You are standing in a maze of graves. Fifteen-foot tall steel tombs surround you in every direction and you can no longer find your way out. This sea of industrialized death is 5 acres of ugly anxiety educing confusion. It makes no sense, yet there is something so eerily and unreasonably systematic about this grid of graves. It is almost as if this pattern of destruction was planned.
Am I talking about a horrible nightmare? No, and at the same time an outstanding yes. I have just described the Holocaust Memorial found in Berlin just south of the Brandenburg Gate. This controversial memorial is dedicated by Berlin to the millions of Jewish people who were murdered in the Holocaust.
This memorial might get a lot of criticism from other onlookers, but I thought it was a brilliant and poignant representation of what happened in Germany over 65 years ago. The memorial is literally a giant 5-acre section of the city in which they have constructed a grid of 2,711 steal rectangular slabs of varying height. The architect, Peter Eisenman, didn’t give much of an explanation for the design. Rather, he wanted each person to come up with his or her own interpretation. This is mine.

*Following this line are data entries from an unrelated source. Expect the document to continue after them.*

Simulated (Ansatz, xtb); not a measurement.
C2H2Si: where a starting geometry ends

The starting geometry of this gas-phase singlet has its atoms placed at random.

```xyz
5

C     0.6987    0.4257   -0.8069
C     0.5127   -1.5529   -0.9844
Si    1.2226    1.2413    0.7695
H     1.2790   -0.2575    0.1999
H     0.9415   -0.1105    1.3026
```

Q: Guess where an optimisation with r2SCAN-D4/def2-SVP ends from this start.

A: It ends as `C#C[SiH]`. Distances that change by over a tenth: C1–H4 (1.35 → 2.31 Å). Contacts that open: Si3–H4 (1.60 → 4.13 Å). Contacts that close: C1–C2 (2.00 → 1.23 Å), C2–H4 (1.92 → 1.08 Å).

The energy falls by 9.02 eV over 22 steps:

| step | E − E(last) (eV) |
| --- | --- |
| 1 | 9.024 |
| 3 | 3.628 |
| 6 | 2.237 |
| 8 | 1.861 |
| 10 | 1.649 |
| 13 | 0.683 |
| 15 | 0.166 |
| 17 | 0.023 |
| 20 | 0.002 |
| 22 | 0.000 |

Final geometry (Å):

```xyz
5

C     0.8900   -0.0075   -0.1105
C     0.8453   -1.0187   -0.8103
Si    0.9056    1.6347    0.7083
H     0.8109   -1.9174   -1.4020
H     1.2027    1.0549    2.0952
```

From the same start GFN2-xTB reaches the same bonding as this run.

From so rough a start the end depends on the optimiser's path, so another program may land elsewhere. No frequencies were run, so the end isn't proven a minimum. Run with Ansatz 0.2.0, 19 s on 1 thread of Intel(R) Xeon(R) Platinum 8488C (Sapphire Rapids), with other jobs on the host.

The slabs of ugly concrete represent loss- unmarked tombs of stolen generations. There are more than you can count, and when you look across the giant block of ugly, impersonal and industrialized nothingness the shear enormity of the memorials makes your blood run cold.
The memorial was built on a slope. This creates the initial illusion that all of the steel graves are the same size. I think this symbolizes how little the world, including many Germans, knew about the monstrosity that was the Holocaust. Most of what was known was only the surface level until it was too late.
When you get closer, the tombs on the perimeter are only an inch high, and as you walk towards the center they gradually get taller and taller. The symbolism here is particularly chilling. A systematized murder of 11 million innocent people did not happen overnight. It was a gradual slope. It started small, with propaganda and indoctrination and the “simple” practice of wearing a golden star. However, once you start going down that path you realize that the death has mounted up around you. What was once at your ankles is now at your knees. You are searching for a way out, but the grotesque train of genocide lead by an insane dictator has started and the powers at large will not be slowed now.
Suddenly you look up and the graves are now taller than you and stretch in every direction. You can no longer see anything other than giant ugly steel slabs of symbolic death and annihilation. A series of screaming questions run across your mind. Why didn’t anyone stop this? How did they let this happen? Why didn’t anyone say anything when the graves were only ankle high? Is not even one death worth standing up for? How did it get to this point?
The death toll was not in the thousands, but the millions. You look across this seemingly endless grid of graves. The magnitude suddenly makes it hard to breath especially when you realize that every single grave represents the death of about 4,000 innocent lives. This gives new meaning to 11 million, a number I cannot truly comprehend. This whole field would have to be multiplied by 4,000 for it to be a true representation of how many suffered and died. I felt a sense of hopelessness when I stood in the middle of this sea of systematized extermination that was so completely detached from any human reason or emotion. I think of the German people who were not evil but did not stand up and fight for their innocent countrymen and I am reminded by a quote from German Albert Einstein,“The world is a dangerous place, not because of those who do evil, but because of those who look on and do nothing.”
One thought on “Berlin’s Holocaust Memorial”
I really like the description of your impressions and the facts and figures around this Memorial. I have linked to it in my blogpost http://wortlayout.de/black-and-gold/. Cheers from Germany!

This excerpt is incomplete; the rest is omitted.